GR-5 Turboshaft Engine Project 7/2/04

Posted on July 2,2004

       The moment of truth is at hand! I have been tinkering with the details of the project for a couple days now and have finally set up the hydraulic system. The oil levels are correct and the pressure is good, although I am not sure if that will stay the same under operating temperature. The only remaining variable is how much oil I feed to the turbine bearing. I figure that about 10 to 15 Ounces a minute of cooled oil should pass through the oil jet in the bearing tube.

       I installed a metering valve on the oil supply manifold that will hopefully keep the system balanced. I also installed a vent line in the top of the gearbox that is tied to the oil tank. The negative pressure in the oil tank will hopefully keep the shaft seal from leaking.

       For my generator system, I installed a surplus permanent magnet DC motor next to the gearbox. I set up a pulley system to drive the motor at about 8500 RPM to generate 13 volts at 10 amps. I needed to make a 4.25:1 drive system for this so I machined an aluminum pulley to drive a smaller steel pulley on the DC motor. (Calculated at proposed average shaft speed of 2000 RPM) I used a common vacuum cleaner belt to connect the two pulleys as I did for the oil pump, works great! I installed a 25 amp diode to keep the motor from drawing any current from the battery but allowing it to charge the system. The system isn’t perfected but it’s working.

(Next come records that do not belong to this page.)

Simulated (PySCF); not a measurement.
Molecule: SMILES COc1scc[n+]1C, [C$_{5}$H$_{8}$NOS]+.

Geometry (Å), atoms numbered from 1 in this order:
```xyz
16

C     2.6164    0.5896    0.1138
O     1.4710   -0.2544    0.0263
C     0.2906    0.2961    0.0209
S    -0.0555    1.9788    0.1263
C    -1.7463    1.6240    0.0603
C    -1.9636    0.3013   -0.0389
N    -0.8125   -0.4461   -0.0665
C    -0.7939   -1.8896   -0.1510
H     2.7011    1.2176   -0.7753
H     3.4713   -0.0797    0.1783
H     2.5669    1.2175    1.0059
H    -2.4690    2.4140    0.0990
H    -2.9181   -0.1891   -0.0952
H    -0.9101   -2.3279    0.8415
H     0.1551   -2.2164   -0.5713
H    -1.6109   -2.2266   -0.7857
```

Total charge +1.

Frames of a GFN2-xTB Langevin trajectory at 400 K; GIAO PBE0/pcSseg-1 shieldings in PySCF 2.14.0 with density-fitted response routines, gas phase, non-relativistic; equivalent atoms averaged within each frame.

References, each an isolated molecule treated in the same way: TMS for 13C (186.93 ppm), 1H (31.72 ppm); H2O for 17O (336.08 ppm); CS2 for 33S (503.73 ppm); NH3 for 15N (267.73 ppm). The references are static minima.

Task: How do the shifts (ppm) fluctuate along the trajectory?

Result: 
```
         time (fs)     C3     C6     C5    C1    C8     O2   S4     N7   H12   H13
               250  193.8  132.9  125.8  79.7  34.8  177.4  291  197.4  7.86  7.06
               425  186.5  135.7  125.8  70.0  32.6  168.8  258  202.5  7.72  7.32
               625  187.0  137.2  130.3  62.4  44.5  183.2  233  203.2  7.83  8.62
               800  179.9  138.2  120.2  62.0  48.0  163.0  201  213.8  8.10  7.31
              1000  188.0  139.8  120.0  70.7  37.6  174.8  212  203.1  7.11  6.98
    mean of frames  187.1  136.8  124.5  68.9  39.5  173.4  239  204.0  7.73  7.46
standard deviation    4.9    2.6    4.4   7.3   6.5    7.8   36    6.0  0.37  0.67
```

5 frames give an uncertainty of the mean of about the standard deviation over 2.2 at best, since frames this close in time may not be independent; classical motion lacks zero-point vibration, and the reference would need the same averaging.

       The finished turbine looks pretty good! There is a lot of room under the power turbine for additional equipment. I may convert the engine to run on diesel later on, so a 3 gallon tank may go there. Although I will have to build a heat shield under the turbine if I do install a tank.  As for weight goes, the completed engine weighs 155 pounds. A little heavy in comparison to a commercial engine but that’s OK for a first attempt. I will try to hack off some weight on future models.

       I had estimated the power turbines operating speed at about 15,000 RPM at top end. My hopes were to keep the turbine from overspeeding by installing a propeller on the output shaft. I figured with some resistance the turbine wheel would stay behind the flow of gas and not overspeed. I needed a propeller that would give the required resistance at around 2000 RPM. There were really none to be found as most ultralight props are fairly large (46”+) and would require a special hub.
       I needed something cheap and fast so I made one out of the cleanest 2 X 4 I could find at Home Depot. I basically whittled this thing out with my band saw and then fine tuned and balanced it with my belt sander. The 34” prop should do the trick as long as the tips don’t go supersonic! Ha Ha.. I don’t think Home Depot would guarantee their framing stud for aircraft use :o)
       I made a four bolt hub out of an old aluminum Lovejoy coupler and some 1/4-20 bolts. The propeller looks cool and there is nothing stopping me from starting her up. I set up the pitch to push the engine rather than pull so the operator would not have wear aviator goggles.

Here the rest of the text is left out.